On Thursday, Sikhs around the world will be celebrating the birth of the faith’s founder, Guru Nanak. His teachings, along with those of the nine other Sikh Gurus that followed him, provide the basis for the religion.
Guru Nanak's birthday is especially celebrated in India and Pakistan, where parades take place. More than 3,000 Sikhs are expected to gather in Nankana Sahib in northeastern Pakistan, Guru Nanak's birthplace and popular Sikh pilgrimage site. Security measures in the area have been heightened after a suicide attack killed more than 60 people at the Wagah border post on Nov. 2.
In the West, parades take place in areas with large Sikh populations. This year, two large Sikh festivals took place in Yuba City and Fresno, California.
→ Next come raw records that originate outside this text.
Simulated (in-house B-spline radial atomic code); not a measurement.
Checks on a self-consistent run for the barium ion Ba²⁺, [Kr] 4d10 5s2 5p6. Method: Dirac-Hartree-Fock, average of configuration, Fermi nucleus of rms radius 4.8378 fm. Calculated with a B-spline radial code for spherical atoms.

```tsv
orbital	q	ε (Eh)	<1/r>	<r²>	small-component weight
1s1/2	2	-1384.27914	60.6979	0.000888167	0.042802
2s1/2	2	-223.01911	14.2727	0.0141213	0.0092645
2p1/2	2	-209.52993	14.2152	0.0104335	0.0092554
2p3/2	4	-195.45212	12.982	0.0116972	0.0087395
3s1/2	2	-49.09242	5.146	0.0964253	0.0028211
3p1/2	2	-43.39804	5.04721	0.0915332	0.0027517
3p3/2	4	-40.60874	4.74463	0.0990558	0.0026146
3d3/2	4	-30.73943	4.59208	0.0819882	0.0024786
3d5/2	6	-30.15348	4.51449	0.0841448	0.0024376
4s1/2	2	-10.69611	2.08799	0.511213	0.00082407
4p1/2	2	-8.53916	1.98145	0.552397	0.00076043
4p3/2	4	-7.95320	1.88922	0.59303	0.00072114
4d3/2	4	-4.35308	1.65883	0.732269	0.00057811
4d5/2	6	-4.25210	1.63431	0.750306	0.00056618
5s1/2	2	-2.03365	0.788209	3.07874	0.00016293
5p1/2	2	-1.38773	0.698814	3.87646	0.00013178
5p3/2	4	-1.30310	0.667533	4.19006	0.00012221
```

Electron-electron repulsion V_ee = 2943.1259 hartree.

For those unfamiliar with the celebration, below are three answers to common questions surrounding the Sikh holiday.
Who was Guru Nanak?
Guru Nanak's birthday is one of Sikhism’s most important holidays. It celebrates the life of the guru who was born in 1469 and at the age of 30, mysteriously disappeared for three days and returned practicing the Sikh faith. It was during this time Sikhs believe God – known as Vāhigurū – revealed himself to the Guru and enlightened him. When he returned, the Guru traveled extensively sharing his message of God, and gained followers. Today, Sikhism is considered the fifth-largest organized religion in the world, with 25 million members.
“It is important to understand that Guru Nanak did not set on his travels to start a new religion,” Manjinder Singh, 19, a Sikh, said. He explains that the Guru was spreading the message of equality for all, which includes equality for women and abolishing India’s caste system. One of his most famous sayings is "Na Koi Hindu, Na Koi Musalmaan" -- there is no Hindu and there is no Muslim, all are equal in the eyes of God. “The Sikh religion was born through his teachings and by people following them, not by Guru Ji himself,” Singh said. ("Guru Ji" is another way to refer to the religion's founder.)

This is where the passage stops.